Guest blog Judith Curry

On the decline of Arctic sea ice

Judith Curry

I applaud the Dutch Ministry for establishing Climate Dialogue, and I am very pleased to participate in this inaugural dialogue on the decline of Arctic sea ice.

At my blog Climate Etc. http://judithcurry.com , I’ve written four lengthy articles on Arctic sea ice over the past 18 months:

Pondering the Arctic Ocean. Part I: Climate Dynamics

Likely causes of recent changes in Arctic sea ice

Reflections on the Arctic sea ice minimum: Part I

Reflections on the Arctic sea ice minimum: Part II

This essay presents an overview of my perspective on this topic; see the original articles for more details and references to scientific publications.

Observations

The conventional understanding of Arctic sea ice extent shows a general retreat of seasonal ice since about 1900, and accelerated retreat of both seasonal and annual ice during the latter half of the 20th century. Hints that this understanding may be overly simplistic in view of the uncertainties and ambiguities in the period prior to satellites are described in this presentation by John Walsh about plans for a gridded sea ice product back to 1870. Further, I’ve recently had some discussions about this with a historian that is investigating historical reports of sea ice extend during the period 1920-1950. He has found reports of reduced wintertime extent during this period, and a general lack of data from the Russian sector. While this material is not yet published, it reminds us that prior to 1979, we do not have a reliable data set of global sea ice extent. The lack of such a data set hampers our ability to test our ideas about the impact of natural variability versus anthropogenic forcing on sea ice variability and change.

Analysis of climate dynamics and sea ice physical processes

The following factors impact the sea ice fate during the melt season:

▪ Thickness and compactness of sea ice at the beginning of the melt season: ice that starts out thinner is more easily melted away. Further, first year ice has different optical and thermodynamic characteristics than multi-year ice.

▪ Transport of ice through the Fram Strait (between Greenland and Europe), which depends on a combination of atmospheric and ocean circulation patterns

▪ Weather patterns that act to either break up or consolidate the ice

▪ Radiative forcing (which is dominated by the cloud patterns)

▪ Melting from below by warm ocean currents.

▪ Melting from above by warm atmospheric temperatures.

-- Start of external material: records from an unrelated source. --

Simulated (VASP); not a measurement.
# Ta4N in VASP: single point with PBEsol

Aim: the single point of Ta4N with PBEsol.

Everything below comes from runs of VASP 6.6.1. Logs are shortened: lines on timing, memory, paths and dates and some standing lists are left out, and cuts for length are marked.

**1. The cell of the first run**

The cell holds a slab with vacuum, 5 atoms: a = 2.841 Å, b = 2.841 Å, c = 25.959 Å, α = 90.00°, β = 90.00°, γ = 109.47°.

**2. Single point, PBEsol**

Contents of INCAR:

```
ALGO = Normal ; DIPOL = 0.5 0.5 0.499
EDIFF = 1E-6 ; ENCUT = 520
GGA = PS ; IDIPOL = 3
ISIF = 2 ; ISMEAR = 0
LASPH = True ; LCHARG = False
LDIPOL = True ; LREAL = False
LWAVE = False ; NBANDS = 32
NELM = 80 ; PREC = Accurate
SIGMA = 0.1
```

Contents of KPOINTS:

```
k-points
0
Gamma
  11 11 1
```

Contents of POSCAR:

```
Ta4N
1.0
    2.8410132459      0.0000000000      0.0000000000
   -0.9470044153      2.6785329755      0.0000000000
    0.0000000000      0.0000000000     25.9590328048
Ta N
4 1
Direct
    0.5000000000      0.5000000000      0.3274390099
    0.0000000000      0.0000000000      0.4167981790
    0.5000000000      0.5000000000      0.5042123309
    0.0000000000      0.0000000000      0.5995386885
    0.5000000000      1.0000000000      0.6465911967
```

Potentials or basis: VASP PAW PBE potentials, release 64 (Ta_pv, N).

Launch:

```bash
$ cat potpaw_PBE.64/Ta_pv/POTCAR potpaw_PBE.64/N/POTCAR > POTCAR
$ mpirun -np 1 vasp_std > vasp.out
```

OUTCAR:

▪ Geographic distribution of the sea ice, which depends on a combination of all of the above

And all this is complicated by the fact that the minimum sea ice extent in an individual season doesn’t simply reflect that season’s weather processes, but also reflects the decadal history of sea ice characteristics, sea ice export and atmospheric and oceanic circulation patterns. And the sea ice extent itself influences the atmospheric and oceanic circulation patterns. Hence, the sea ice characteristics tend to be out of equilibrium with the thermal forcing in a particular year.

Older ice
Here’s the basic story as I see it. During the late 1980s and early 1990s, the circulation patterns favored the motion of older, thicker sea ice out of the Arctic. This set the stage for the general decline in Arctic sea ice extent starting in the 1990′s. In 2001/2002, a hemispheric shift in the teleconnection indices occurred, which accelerated the downward trend. A local regime shift occurred in the Arctic during 2007, triggered by summertime weather patterns conspired to warm and melt the sea ice. The loss of multi-year ice during 2007 has resulted in all the minima since then being well below normal, with a high amplitude seasonal cycle. After 2007, there was another step loss in ice volume in 2010. In 2012, the basic pattern of this new regime was given a ‘kick’ by a large cyclonic storm in early August.

Anthropogenic
So, what is the contribution of anthropogenic global warming to all this? It’s difficult to separate it out. The polar regions are extra sensitive to CO2 forcing and water vapor feedback, owing the low amounts of water vapor. However, any radiative forcing from greenhouse gases is swamped by inter-annual variability in cloud radiative forcing. In the bigger picture sense, greenhouse forcing is involved in complex nonlinear ways with the climate regime shifts. So there is undoubtedly a contribution from CO2 forcing, but it is difficult to find any particular signal in this year’s record minimum, other than the contribution of greenhouse warming to a longer term trend. In the overall scheme of what is going on with the sea ice, I think 2007 was the most significant event, followed by 2010. The big event in 2012 was the cyclonic storm, and the impact on ocean mixing may turn out to be more significant than the sea ice minimum.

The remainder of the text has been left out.